At a next-generation family meeting I facilitated recently, I was reminded of a concept that I typically reinforce with families: the family as a moving train. Passengers are constantly getting on, and occasionally getting off. Wealthy families must be attuned to and plan for the impact of their expanding and evolving passenger group. Those who do so effectively will increase the capabilities of the group as a whole as they oversee family assets. In most cases, they will enhance family harmony as well.

Advisors and families alike are typically focused on the impact of a family’s increase in size or on the need for good estate planning. Plans must be reviewed periodically to incorporate new family members (new spouses or grandchildren, for example) and to consider the impact of a larger group of inheritors.

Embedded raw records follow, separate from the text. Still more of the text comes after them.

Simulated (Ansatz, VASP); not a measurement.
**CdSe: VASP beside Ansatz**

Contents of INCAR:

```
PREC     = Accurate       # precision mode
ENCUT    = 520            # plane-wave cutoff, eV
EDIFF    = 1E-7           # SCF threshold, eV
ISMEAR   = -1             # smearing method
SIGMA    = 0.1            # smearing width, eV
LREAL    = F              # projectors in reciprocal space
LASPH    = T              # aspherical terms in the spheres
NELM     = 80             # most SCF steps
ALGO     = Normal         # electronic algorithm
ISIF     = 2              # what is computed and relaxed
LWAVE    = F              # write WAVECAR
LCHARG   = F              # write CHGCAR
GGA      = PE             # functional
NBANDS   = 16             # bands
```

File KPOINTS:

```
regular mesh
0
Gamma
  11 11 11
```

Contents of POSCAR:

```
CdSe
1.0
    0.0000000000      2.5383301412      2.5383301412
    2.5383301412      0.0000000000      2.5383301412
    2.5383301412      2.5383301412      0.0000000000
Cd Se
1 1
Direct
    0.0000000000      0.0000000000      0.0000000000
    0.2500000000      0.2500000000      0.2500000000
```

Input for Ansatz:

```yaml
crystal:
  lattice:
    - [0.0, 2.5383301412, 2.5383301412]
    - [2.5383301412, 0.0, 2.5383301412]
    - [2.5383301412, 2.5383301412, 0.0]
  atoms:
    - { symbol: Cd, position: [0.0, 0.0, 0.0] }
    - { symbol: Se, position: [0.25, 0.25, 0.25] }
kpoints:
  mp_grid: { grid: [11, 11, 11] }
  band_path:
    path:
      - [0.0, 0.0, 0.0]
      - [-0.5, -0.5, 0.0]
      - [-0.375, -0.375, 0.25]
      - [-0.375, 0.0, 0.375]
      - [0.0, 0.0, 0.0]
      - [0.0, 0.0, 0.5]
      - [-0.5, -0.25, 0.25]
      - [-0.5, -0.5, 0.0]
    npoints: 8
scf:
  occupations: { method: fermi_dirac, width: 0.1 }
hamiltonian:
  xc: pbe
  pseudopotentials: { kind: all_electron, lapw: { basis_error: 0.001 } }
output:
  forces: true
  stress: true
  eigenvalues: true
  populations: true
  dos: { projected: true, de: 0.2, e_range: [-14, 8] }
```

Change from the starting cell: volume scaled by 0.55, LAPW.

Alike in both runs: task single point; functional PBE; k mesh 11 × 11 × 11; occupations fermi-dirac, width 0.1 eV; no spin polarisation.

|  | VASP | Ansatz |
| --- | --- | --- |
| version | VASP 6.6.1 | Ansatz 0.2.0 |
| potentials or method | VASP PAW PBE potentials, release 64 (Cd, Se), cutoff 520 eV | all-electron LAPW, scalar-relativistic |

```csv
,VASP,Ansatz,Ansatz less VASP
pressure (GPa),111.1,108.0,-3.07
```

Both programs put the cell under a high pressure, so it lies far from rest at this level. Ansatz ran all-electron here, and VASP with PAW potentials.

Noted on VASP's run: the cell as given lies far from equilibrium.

But getting new passengers onto the train requires much more than good estate planning. First and foremost, the family must define who will be allowed on the train. What makes somebody an official passenger is often specified in trusts, prenuptial agreements, partnership documents or wills. But families often neglect to address who will actually be allowed to participate in wealth oversight until the decisions are thrust upon them.

At the family meeting I mentioned, the group of shareholders and their spouses ranged in age from 30 to 50. Their goal was to establish a representative body, or council, to evaluate the financial needs and expectations of the group and eventually develop an investment policy based on that feedback. As I worked with the planning group for the retreat, we struggled with whether to include spouses in our business meetings. They would be on the trip, organized as a fun getaway for this group of cousins, but in the past they had not been included in business decisions.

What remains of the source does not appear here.